These Chinese BBQ Pork Buns are the perfect food to bring to a party!
Or even better: After a party as they happen to be the best Hangover Food E-V-E-R!
Not only are they easy to make, they are also dangerously good and highly addictive! A bit like a soft empanada with a smoky-sweet pork filling!
These Chinese Baked BBQ Pork Buns remind me so much of the steamed Pork Buns we used to get for breakfast in Panama at the Chinese Supermarket. In my opinion, there is nothing better after a night of dancing and cheap vodka & cranberry juice !
Seriously, you should make these in advance and bring them to the club on Friday night. Imagine how many friends you would make if you pulled these savory buns out of your purse on the way home!
You might have seen the steamed version of Char Siu Bao before. They are a Chinese Streetfood Classic and here in Canada you can get them at any Asian Supermarket and every second Food Court.
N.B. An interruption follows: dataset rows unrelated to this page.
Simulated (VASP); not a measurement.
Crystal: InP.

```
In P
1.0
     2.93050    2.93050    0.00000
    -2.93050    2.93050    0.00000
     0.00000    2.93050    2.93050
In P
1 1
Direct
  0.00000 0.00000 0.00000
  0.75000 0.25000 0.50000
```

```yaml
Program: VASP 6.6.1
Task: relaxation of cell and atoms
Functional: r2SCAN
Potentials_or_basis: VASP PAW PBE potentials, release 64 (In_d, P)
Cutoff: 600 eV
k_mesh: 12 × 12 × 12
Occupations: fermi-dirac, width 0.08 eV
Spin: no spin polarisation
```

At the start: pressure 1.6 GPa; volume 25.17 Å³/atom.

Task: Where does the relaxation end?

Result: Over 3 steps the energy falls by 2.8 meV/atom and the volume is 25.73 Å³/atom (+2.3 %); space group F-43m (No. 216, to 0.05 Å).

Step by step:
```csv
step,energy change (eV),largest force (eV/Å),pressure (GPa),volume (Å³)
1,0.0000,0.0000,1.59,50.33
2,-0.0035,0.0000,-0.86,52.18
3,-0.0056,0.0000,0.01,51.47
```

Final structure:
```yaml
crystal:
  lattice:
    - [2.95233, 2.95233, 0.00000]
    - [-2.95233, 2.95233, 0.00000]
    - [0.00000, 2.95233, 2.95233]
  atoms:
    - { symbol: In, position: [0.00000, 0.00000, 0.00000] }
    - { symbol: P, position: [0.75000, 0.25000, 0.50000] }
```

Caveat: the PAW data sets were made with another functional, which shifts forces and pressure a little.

These Pork Buns are different as they are baked. Admittedly, I just don´t have the right equipment for steaming them and I just wanted to be able to bake the whole batch in the oven instead of steaming them individually in my little veggie steamer.
The baked version of Char Siu Bao keeps better, which is an important aspect in my 2 person household . Also, I really like the crust on these, which also makes them easier to transport than the steamed version. But let´s be honest: It´s all about the savory and slightly sweet filling anyways!
Here´s the recipe for my BBQ Pork Buns :
Note: You can prepare the filling a day in advance. It even gets better if you let it sit a bit.
1/2 cup diced shallots
2 cloves of garlic, minced
1-2 Tbsp oil
600 g diced raw pork belly , or leftover roast
6 Tbsp BBQ Sauce
2 Tbsp Worcester-Sauce
2 Tbsp Soy Sauce
1,5 cup of broth
1,5 tsp chinese five spice
Salt, white pepper and liquid smoke to taste
Heat the 2 tbsp oil in a pan or skillet and fry the diced meat over high heat, adding the minced garlic and shallots after 5 minutes.
Add the broth, reduce heat and let simmer on low heat until the liquid has reduced noticeably.
Add the rest of the ingredients and let simmer on low heat until the meat is tender. Season with salt and pepper and add a bit of liquid smoke, if you want a smokier flavour.
For the dough you need:
adapted from the woks of life
5 cups bread flour or all purpose flour, plus 1/3 cup
2/3 cup water
1 1/3 cup milk, divided
1/3 cup sugar
1 teaspoon salt
4 teaspoons instant yeast
4 tablespoons melted butter
eggwash (1 egg, beaten with a tablespoon of milk)
1 tablespoon sesame seeds (optional)
In a medium saucepan, mix 1/3 cup flour with 2/3 cup water and 1/3 cup milk until the flour is dissolved. Put the pan over medium heat and stir constantly until the mixture resembles a thick paste, about 3-5 minutes. It should look kind of like really thick toothpaste. You can also measure the temperature with a thermometer. It’s about right when it’s reached 149 degrees F/65 degrees C. Set aside.
In a large mixing bowl, combine 5 cups of flour, sugar, salt, and yeast. Mix it all together with your hands.
Add the flour paste (aka the tangzhong), 1 cup milk, 2 eggs, and the melted butter. Stir together to form a soft dough, and knead (by hand or with the dough hook attachment of your mixer) for 15-20 minutes.
Form the dough into a ball and place into a lightly greased bowl. Cover with a damp cloth, and let rise for 1 hour.
After it’s risen, separate the dough into 16 equal pieces.
Shape each piece into a small circle, where the center is slightly thicker than the edges. This prevents the top of the pork bun from being too thin and bursting open mid-bake.
Crimp them closed, making sure they’re tightly sealed.
Brush the Chinese BBQ Pork Buns with egg wash and sprinkle them with some sesame seeds.Put them in the oven and immediately turn the oven down from 400 degrees (about 200 degrees C) to 350 degrees (about 175 degrees). Bake your BBQ Pork Buns for about 25 minutes, or until golden brown.
Let your Char Siu Bao cool slightly before you try them!